1.0 What is topography?

Topography is the science of measuring the earth and its features, and of making maps, charts and plans to show them. These features may be natural, such as plains, hills, mountains, lakes, streams, rocks or forests. They may also be man-made, such as paths, roads, buildings, villages or fish ponds. A topographical map can also show the slope of the ground. It can show not only which places are high and which are low, but also how steep the land is between high and low points.

Sometimes topography is also called surveying. A person whose profession is making topographical measurements and recording them on maps, charts and plans is called a surveyor.

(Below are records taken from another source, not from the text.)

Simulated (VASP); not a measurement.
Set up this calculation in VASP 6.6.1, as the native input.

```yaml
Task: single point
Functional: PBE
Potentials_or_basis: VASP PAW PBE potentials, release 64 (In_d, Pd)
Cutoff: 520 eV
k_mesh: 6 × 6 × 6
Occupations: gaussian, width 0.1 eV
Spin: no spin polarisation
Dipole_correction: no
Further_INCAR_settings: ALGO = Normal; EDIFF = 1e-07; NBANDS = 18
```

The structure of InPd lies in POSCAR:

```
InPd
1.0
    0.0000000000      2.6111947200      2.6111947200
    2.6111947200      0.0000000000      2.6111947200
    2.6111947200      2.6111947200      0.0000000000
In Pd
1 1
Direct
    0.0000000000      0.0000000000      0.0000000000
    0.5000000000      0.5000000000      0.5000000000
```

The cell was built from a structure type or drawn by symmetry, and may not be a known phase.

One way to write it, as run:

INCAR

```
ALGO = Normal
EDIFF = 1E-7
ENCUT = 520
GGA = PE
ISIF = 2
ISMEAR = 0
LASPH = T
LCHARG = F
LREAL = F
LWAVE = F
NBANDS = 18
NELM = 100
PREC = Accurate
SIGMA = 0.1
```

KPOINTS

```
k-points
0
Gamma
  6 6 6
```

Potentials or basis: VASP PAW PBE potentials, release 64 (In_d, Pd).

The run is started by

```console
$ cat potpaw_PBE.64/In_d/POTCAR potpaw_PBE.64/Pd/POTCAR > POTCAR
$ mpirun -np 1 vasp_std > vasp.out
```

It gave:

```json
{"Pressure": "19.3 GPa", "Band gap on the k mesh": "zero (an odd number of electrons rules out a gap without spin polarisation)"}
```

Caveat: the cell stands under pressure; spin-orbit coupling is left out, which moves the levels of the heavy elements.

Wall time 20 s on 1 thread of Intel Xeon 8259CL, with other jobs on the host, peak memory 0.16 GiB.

1.1 Purpose of this manual

In this manual, you will learn what you need to know about topography to help you choose a good site for your freshwater fish-farm, and to design and build fish ponds, reservoirs for storing water, and small dams. You will also learn how to draw your own topographical maps and how to use topographical maps that are already available.

To do all this you will learn:

  • How to measure distances, angles, slopes, and height differences,
  • How to set out straight lines, perpendiculars, and parallels in the field;
  • How to determine horizontal and vertical lines;
  • How to survey an area of land to find its size and its high or low, flat or sloping features (called the relief);
  • How to make simple surveys that will help you when you are ready to build your fish-farm;
  • How to prepare and how to use topographical plans and maps;
  • How to calculate areas and volumes.

You will learn some of the technical language that land surveyors and civil engineers use. This way, you will be able to discuss your plans and projects with them more easily, and you will better understand books on topography, engineering and surveying.


1.2 Why do you need to know about topography?

Choosing a site

1. In other books in this series, Simple Methods for Aquaculture, FAO Training Series (4 and 6), you learned how to study water and soil on a site before deciding to build a reservoir for storing water and a fish-farm on it. Topography is also very important when you are choosing a site. Good fish-farm construction is possible only with the right topography.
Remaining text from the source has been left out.